Thread (69 messages) 69 messages, 7 authors, 2018-01-15
STALE3059d REVIEWED: 1 (0M)

[PATCH v5 13/30] arm64/sve: Core task context handling

From: Alex Bennée <hidden>
Date: 2017-11-09 18:06:18
Also in: kvmarm, linux-arch

Dave Martin [off-list ref] writes:
On Thu, Nov 09, 2017 at 05:16:40PM +0000, Alex Benn?e wrote:
quoted
Dave Martin [off-list ref] writes:
quoted
This patch adds the core support for switching and managing the SVE
architectural state of user tasks.

Calls to the existing FPSIMD low-level save/restore functions are
factored out as new functions task_fpsimd_{save,load}(), since SVE
now dynamically may or may not need to be handled at these points
depending on the kernel configuration, hardware features discovered
at boot, and the runtime state of the task.  To make these
decisions as fast as possible, const cpucaps are used where
feasible, via the system_supports_sve() helper.

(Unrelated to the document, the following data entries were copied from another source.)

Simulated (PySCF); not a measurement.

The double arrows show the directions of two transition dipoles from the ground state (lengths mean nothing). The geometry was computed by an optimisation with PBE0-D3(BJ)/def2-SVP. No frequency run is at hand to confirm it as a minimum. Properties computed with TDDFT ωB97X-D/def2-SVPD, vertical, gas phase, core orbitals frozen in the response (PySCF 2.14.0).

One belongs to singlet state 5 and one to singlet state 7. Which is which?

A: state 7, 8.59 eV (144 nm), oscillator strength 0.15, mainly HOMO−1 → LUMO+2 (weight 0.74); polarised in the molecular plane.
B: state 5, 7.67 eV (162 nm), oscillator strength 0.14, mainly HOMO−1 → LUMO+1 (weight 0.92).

The SVE registers are only tracked for threads that have explicitly
used SVE, indicated by the new thread flag TIF_SVE.  Otherwise, the
FPSIMD view of the architectural state is stored in
thread.fpsimd_state as usual.

When in use, the SVE registers are not stored directly in
thread_struct due to their potentially large and variable size.
Because the task_struct slab allocator must be configured very
early during kernel boot, it is also tricky to configure it
correctly to match the maximum vector length provided by the
hardware, since this depends on examining secondary CPUs as well as
the primary.  Instead, a pointer sve_state in thread_struct points
to a dynamically allocated buffer containing the SVE register data,
and code is added to allocate and free this buffer at appropriate
times.

TIF_SVE is set when taking an SVE access trap from userspace, if
suitable hardware support has been detected.  This enables SVE for
the thread: a subsequent return to userspace will disable the trap
accordingly.  If such a trap is taken without sufficient system-
wide hardware support, SIGILL is sent to the thread instead as if
an undefined instruction had been executed: this may happen if
userspace tries to use SVE in a system where not all CPUs support
it for example.

The kernel will clear TIF_SVE and disable SVE for the thread
whenever an explicit syscall is made by userspace.  For backwards
compatibility reasons and conformance with the spirit of the base
AArch64 procedure call standard, the subset of the SVE register
state that aliases the FPSIMD registers is still preserved across a
syscall even if this happens.  The remainder of the SVE register
state logically becomes zero at syscall entry, though the actual
zeroing work is currently deferred until the thread next tries to
use SVE, causing another trap to the kernel.  This implementation
is suboptimal: in the future, the fastpath case may be optimised
to zero the registers in-place and leave SVE enabled for the task,
where beneficial.

TIF_SVE is also cleared in the following slowpath cases, which are
taken as reasonable hints that the task may no longer use SVE:
 * exec
 * fork and clone

Code is added to sync data between thread.fpsimd_state and
thread.sve_state whenever enabling/disabling SVE, in a manner
consistent with the SVE architectural programmer's model.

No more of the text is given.